1. Short on listeners
Even if the two leaders merge, satellite's stake in the overall audio market is small. Sirius and XM would reach a combined 15 million subscribers in 10% of U.S. households and roughly 7% of vehicles. Compared with the 39 million iPods sold in 2006 and the 223 million people terrestrial radio reaches each week, the companies have a way to go before they're on par with their competitors.
2. Show us some reach
Satellite has yet to demonstrate proven audience reach. "If you want to be considered mainstream or part of the major radio advertisers' budget, you need to have audience size," said Natalie Swed Stone, OMD's director-national radio. More geographical diversity outside major markets would help too, said Sue Johenning, local-broadcast buyer for Initiative.
3. Is merger justified?
Consumer groups aren't sure one company is better than two. "They may be talking about failing firms. How about idiot managements?" said Mark Cooper, research director for the Consumer Federation of America. High pay packages for talent and inability to get monthly fees for new subscribers shouldn't be justification for a merger, he added.
4. Tough to gain loyalty
Format loyalty is hard to instill -- or break up -- among consumers in the audio market. With HD and MP3 players all gunning for the same device purchases as satellite, getting into consumers' heads as a top priority will be key for satellite's growth.
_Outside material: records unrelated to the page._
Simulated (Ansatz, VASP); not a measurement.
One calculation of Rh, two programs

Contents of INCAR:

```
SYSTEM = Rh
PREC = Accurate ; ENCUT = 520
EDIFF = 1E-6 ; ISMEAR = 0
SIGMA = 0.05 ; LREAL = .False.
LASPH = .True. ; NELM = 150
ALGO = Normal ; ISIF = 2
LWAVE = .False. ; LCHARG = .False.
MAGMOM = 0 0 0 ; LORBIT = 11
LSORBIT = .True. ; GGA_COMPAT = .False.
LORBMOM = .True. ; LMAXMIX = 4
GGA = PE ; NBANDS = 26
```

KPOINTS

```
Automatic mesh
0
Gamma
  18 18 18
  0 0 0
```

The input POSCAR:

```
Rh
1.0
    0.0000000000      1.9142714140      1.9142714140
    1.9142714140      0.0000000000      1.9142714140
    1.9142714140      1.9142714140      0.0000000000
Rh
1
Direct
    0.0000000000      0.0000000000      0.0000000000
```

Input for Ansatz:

5. Bring advertisers onboard
Some national advertisers still aren't buying radio. And satellite's barriers to entry (lack of ratings, some commercial-free programming) aren't likely to change that. "If the satellite-radio industry is able to be one operator, they can do anything they want on price in terms of charging for advertisers, and the consumer's going to get ripped off," said Peter Smyth, president-greater media and chairman of the Radio Advertising Bureau.